Valid values depend on the PowerBI access right types for your resources (e.g., dataset, report, dashboard). If owner_criteria is not set or is an empty list, all users with principalType: User qualify as owners.

Lineage

This source extracts table lineage for tables present in PowerBI Datasets. Lets consider a PowerBI Dataset SALES_REPORT and a PostgreSQL database is configured as data-source in SALES_REPORT dataset.

Consider SALES_REPORT PowerBI Dataset has a table SALES_ANALYSIS which is backed by SALES_ANALYSIS_VIEW of PostgreSQL Database then in this case SALES_ANALYSIS_VIEW will appear as upstream dataset for SALES_ANALYSIS table.

You can control table lineage ingestion using extract_lineage configuration parameter, by default it is set to true.

PowerBI Source extracts the lineage information by parsing PowerBI M-Query expressions and from dataset data returned by the PowerBI API.

The source will attempt to extract information from ODBC connection strings in M-Query expressions to determine the database type. If the database type matches a supported platform and the source is able to extract enough information to construct a valid Dataset URN, it will extract lineage for that data source.

PowerBI Source will extract lineage for the below listed PowerBI Data Sources:

Snowflake
Oracle
PostgreSQL
Microsoft SQL Server
Google BigQuery
Databricks
MySQL
Amazon Redshift
Amazon Athena

Native SQL query parsing is supported for Snowflake, Amazon Redshift, and ODBC data sources.
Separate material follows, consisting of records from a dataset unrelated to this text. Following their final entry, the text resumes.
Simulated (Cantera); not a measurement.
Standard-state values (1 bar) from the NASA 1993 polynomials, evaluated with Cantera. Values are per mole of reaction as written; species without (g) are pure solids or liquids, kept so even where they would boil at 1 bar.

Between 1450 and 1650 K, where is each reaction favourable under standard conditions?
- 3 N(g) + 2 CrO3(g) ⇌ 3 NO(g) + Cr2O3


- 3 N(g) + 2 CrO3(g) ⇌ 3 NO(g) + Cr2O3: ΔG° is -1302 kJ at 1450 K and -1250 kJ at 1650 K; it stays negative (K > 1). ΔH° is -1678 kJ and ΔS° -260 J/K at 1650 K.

Athena Federated Query Platform Override

When using Amazon Athena via ODBC that queries federated data sources (e.g., Athena querying MySQL or PostgreSQL via federated connectors), the lineage URNs will default to the Athena platform. Use athena_table_platform_override to point lineage to the actual source platform instead of Athena.

Configuration:

yaml

source:
  type: powerbi
  config:
    # ... other config ...
    dsn_to_platform_name:
      MyAthenaDSN: athena
    athena_table_platform_override:
      # DSN-scoped key (takes precedence)
      "MyAthenaDSN:analytics.users": mysql
      # Global key (fallback for any DSN)
      "reporting.orders": postgres

Key format:

DSN-scoped: "DSN_NAME:database.table" - applies only to specific DSN
Global: "database.table" - applies to all DSNs

DSN-scoped keys take precedence over global keys, allowing different overrides for the same table name across different Athena data sources.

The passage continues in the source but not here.